State of Tennessee v. Donald Luke Seiber, alias - Concurring
This text of State of Tennessee v. Donald Luke Seiber, alias - Concurring (State of Tennessee v. Donald Luke Seiber, alias - Concurring) is published on Counsel Stack Legal Research, covering Court of Criminal Appeals of Tennessee primary law. Counsel Stack provides free access to over 12 million legal documents including statutes, case law, regulations, and constitutions.
Opinion
IN THE COURT OF CRIMINAL APPEALS OF TENNESSEE AT KNOXVILLE June 28, 2005
STATE OF TENNESSEE v. DONALD LUKE SEIBER, ALIAS
Direct Appeal from the Criminal Court for Knox County No. 73049 Ray L. Jenkins, Judge
No. E2004-01794-CCA-R3-CD - Filed October 25, 2005
JAMES CURWOOD WITT , JR., J., concurring.

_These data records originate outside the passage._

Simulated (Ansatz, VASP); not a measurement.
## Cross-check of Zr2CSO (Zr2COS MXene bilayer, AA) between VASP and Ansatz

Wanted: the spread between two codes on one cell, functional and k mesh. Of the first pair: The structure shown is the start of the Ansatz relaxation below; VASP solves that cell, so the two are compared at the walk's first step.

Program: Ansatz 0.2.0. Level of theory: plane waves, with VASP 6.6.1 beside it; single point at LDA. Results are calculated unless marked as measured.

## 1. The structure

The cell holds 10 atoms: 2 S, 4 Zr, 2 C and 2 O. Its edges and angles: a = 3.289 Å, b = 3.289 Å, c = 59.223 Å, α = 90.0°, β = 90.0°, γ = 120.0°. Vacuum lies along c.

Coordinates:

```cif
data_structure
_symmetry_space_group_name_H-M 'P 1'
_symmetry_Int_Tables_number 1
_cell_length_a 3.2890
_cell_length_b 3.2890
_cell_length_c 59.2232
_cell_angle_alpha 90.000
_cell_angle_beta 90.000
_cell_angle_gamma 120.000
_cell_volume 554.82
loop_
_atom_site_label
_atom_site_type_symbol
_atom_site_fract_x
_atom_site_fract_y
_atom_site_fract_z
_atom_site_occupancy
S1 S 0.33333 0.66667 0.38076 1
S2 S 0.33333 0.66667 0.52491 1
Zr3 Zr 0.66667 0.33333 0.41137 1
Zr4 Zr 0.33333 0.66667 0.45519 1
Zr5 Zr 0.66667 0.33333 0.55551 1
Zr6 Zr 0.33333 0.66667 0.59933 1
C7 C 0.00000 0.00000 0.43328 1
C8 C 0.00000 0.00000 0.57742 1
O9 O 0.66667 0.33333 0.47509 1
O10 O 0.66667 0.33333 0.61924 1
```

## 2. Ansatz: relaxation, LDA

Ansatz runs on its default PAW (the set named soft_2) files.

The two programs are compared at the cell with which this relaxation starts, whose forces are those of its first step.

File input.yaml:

Respectfully, I find I cannot fully concur in the opinion because, based upon the absence of a contemporaneous objection, it treats as waived the issue of the trial court’s “reading the aggravated kidnapping as a lesser-included offense out of order during the charge to the jury.” The instructional problem alleged is one of instructional error, not instructional omission. In the case of the former, no contemporaneous objection is required, unlike when an instruction is omitted. See, e.g., State v. Johnny Wade Meeks, No. 03C01-9811-CR-00411, slip op. at 8-9 (Tenn. Crim. App., Knoxville, Dec. 3, 1999).
Even though I see no requirement that appellate review of this issue is occluded based upon a lack of contemporaneous objection, I nevertheless would not reverse the conviction of aggravated kidnapping. In my view the arrangement of the jury instructions, if error, was harmless beyond a reasonable doubt.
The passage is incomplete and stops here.